Lichtenstein Proposes Converting Hedge Fund
Warren Lichtenstein's Proposal Resisted by Jenny Strasburg and Joseph Checkler, WSJ.com
Investors owning more than half of the assets in Warren Lichtenstein's biggest hedge fund have asked to pull out their money, resisting a push to convert the fund into a publicly traded partnership.
In a letter sent to clients last week, the hedge-fund manager wrote that investors representing just 36% of the assets in Steel Partners II Master Fund had agreed to support the conversion plan, while the rest either didn't vote or asked to pull out of Mr. Lichtenstein's fund. A non-vote is equivalent to asking for money back, according a March letter that outlined the options facing investors.
Instead of selling holdings quickly and giving clients cash refunds, Mr. Lichtenstein proposed spinning Steel Partners II into WebFinancial, a public company controlled by his firm that that aims to be a holding company for entities such as small banks and insurers.
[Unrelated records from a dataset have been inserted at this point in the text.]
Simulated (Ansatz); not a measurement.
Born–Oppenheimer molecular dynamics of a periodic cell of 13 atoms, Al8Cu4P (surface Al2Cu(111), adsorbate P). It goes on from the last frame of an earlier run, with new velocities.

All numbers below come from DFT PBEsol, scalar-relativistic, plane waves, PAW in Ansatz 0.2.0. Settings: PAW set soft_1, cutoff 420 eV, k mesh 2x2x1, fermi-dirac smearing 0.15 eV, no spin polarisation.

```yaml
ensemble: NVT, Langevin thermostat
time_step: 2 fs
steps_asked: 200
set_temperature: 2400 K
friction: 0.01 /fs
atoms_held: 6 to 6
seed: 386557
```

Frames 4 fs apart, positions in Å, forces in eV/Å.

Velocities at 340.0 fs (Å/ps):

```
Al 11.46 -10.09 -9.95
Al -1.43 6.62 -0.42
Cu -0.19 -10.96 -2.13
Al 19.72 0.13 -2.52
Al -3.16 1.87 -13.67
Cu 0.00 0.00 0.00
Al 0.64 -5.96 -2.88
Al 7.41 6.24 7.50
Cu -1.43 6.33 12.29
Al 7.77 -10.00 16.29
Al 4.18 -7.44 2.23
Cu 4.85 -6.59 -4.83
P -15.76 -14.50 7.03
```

Despite the lukewarm support, Mr. Lichtenstein told clients that he is proceeding with the conversion anyway. "We would like to take this opportunity to inform you that the name of 'WebFinancial L.P.' has been changed to 'Steel Partners Holdings L.P.,"' he wrote in last week's letter.
Further details on the plan will come "in the near future," Mr. Lichtenstein added. Plowing ahead could inflame tensions between Mr. Lichtenstein and investors who already were skeptical of the conversion plan after the activist hedge-fund manager floated the idea in December.
An entity controlled by billionaire investor Carl Icahn and a separate group of Steel Partners clients has sued Mr. Lichtenstein and his firm over the transaction, claiming it would benefit the hedge-fund manager but not his investors.
Critics of the unorthodox conversion plan also contend that a publicly traded company with uncertain value is no substitute for the private hedge fund in which they invested. According to last week's letter, the 43-year-old Mr. Lichtenstein is in settlement talks with some investors. Details on the discussions weren't disclosed.
The situation reflects a broader tug of war between hedge-fund managers and investors over who should call the shots when a fund's bets go bad: hedge-fund executives who claim they know best how to rebound from recent losses, or clients who counter they are entitled to what's left of their money?
Before 2008, many hedge-fund managers raked in money by touting themselves as capable of making money no matter how the markets performed. Last year's turmoil undid many of those claims.
In the wake of steep losses, big hedge funds such as Harbinger Capital Partners and Citadel Investment Group limited investor withdrawals. Other funds that let clients pull out their money are now far smaller and trying to fight their way back to profitability.
Mr. Lichtenstein announced the conversion plan as his fund was facing requests by many clients who wanted to bail out. The fund's 2008 decline was double the average hedge-fund loss and worse than that of the Standard & Poor's 500-stock Index. It has about $1 billion in assets, down from $2 billion.
Last year's slide was a stark comedown for Mr. Lichtenstein, who started his firm in the early 1990s and had never suffered a money-losing year, typically outperforming most of his rivals over time. He often makes concentrated investments, pressuring companies in Japan and elsewhere to change their structures and management.
In the past, Mr. Lichtenstein has talked about wanting to be like Warren Buffett and run a conglomerate like Berkshire Hathaway Inc. WebFinancial was a prime opportunity that also would offer investors transparency and a stream of future profits, he told clients. Steel Partners investors were told they could vote on the proposal and that it required their approval.
According to last week's letter, 52% of the hedge fund's investors by headcount expressed support for the conversion, seeing the move as their best bet to recover losses. But those investors collectively hold less than 40% of the fund's assets. Many of the clients backing Mr. Lichtenstein are smaller investors.
"These results confirm that the Funds' investors have objectives ranging from a need for cash in the immediate future to maximizing value over the long term," Mr. Lichtenstein's letter said.
It's unclear how Mr. Lichtenstein will proceed if he doesn't reach a compromise with dissenters and still lacks sufficient support from clients in the hedge fund. A person close to Steel Partners said the plan is likely to move ahead, though there could be a liquidation of certain assets to allow some clients to exit. Meanwhile, another Steel Partners fund that makes concentrated bets on Japanese securities has been selling assets to pay out client redemptions.